February 11, 2014

Classics I want to read

I had this simple idea for a blog post, and it grew more and more complicated as I was outlining my thoughts. There are a lot of classic books out there, and while the ultimate goal is to read as many as possible, the short term goal is to read the ones I really want to first. So, I was going through my bookshelf, my to-read and read shelves on Goodreads, and my e-book library for the classic books I want to read. It sounded easy enough, until I ran into a few books that I am still unsure if they count as a classic book.

And the genre modern classic makes things even more complicated. I excluded from my list books I considered modern classics, although I suppose they are classics I want to read. I consider Holes by Louis Sachar a modern classic. But it kind of looks funny with all the other books on the list because it is so relatively recent a publication.

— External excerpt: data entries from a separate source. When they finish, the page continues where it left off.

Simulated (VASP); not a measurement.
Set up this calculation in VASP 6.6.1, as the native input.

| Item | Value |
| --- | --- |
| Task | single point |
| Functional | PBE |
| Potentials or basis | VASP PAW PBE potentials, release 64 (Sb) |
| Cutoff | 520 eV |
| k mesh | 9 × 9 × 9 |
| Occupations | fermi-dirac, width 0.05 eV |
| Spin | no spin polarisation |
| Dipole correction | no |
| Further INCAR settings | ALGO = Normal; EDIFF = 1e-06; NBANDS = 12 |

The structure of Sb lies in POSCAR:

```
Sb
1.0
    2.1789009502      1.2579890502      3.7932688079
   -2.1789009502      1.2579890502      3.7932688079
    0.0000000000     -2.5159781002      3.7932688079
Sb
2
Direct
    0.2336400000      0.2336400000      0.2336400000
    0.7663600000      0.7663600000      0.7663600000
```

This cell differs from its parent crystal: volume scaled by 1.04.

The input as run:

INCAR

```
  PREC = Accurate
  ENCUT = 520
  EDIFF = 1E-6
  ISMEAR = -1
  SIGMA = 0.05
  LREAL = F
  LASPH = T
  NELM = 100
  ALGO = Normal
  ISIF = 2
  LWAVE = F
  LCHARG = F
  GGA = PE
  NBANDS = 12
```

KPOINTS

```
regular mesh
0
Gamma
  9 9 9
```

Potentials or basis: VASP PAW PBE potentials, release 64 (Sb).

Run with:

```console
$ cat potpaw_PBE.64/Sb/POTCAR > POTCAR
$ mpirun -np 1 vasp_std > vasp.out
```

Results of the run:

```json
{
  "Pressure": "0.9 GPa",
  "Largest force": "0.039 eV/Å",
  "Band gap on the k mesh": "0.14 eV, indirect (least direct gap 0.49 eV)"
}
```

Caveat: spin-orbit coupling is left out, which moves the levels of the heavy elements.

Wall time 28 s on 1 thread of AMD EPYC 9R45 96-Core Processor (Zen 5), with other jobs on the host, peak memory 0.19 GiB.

I wrote my list of classics I want to read before I wrote the list of classics I have read, but I'll start with the shorter list of classics I've read:
  • A Tree Grows in Brooklyn by Betty Smith
  • The Secret Garden by Frances Hodgson Burnett
  • The Scarlet Letter by Nathaniel Hawthorne
  • Lolita by Vladimir Nabokov
  • Fahrenheit 451 by Ray Bradbury
  • The Diary of a Young Girl by Anne Frank
  • Alice in Wonderland by Lewis Carroll
These are in no order. I loved all of them except The Scarlet Letter. I'm willing to give it a re-read and I have no shame in using SparkNotes. Also my copy is kind of pretty and I wish I could like the content as much as I do the cover. 

Now the classics I have yet to read and would like to:
  • Pride and Prejudice by Jane Austen
  • The Time Machine by H.G. Wells
  • The Bell Jar by Sylvia Plath
  • 1984 by George Orwell
  • Mrs. Dalloway by Virginia Woolf
  • Emma by Jane Austen
  • To Kill a Mockingbird by Harper Lee
  • Little Women by Louisa May Alcott
  • Jane Eyre by Charlotte Bronte
  • The Hobbit by J.R. Tolkien
  • Frankenstein by Mary Shelley
  • The Great Gatsby by F. Scott Fitzgerald
  • Oliver Twist by Charles Dickens
  • Through the Looking Glass by Lewis Carroll
  • Anne of Green Gables by L.M. Montgomery
  • Gone with the Wind by Margaret Mitchell
Again, no order. There are a few, I admit, that I want to read because every other high school student in the world had to read it but I didn't, The Great Gatsby being the best example. Doing that might lead to disappointment, though, because I read The Scarlet Letter for that reason. I might have appreciated more if I had read it and discussed it with a class, maybe. 

In English class we did look at Frankenstein and Oliver Twist, but we never went beyond reading excerpts and watching clips. We read a lot of Macbeth, but I am not putting it in the classics I've read because we skipped over a whole lot of reading and instead acted the parts out. I'm also not putting it in the classics I want to read because we studied Macbeth for probably three entire months of the school year and I am still burned out. That goes for Julius Caesar, aswell. I'm just not into Willy Wiggledagger (William Shakespeare, get it?) like I should be. 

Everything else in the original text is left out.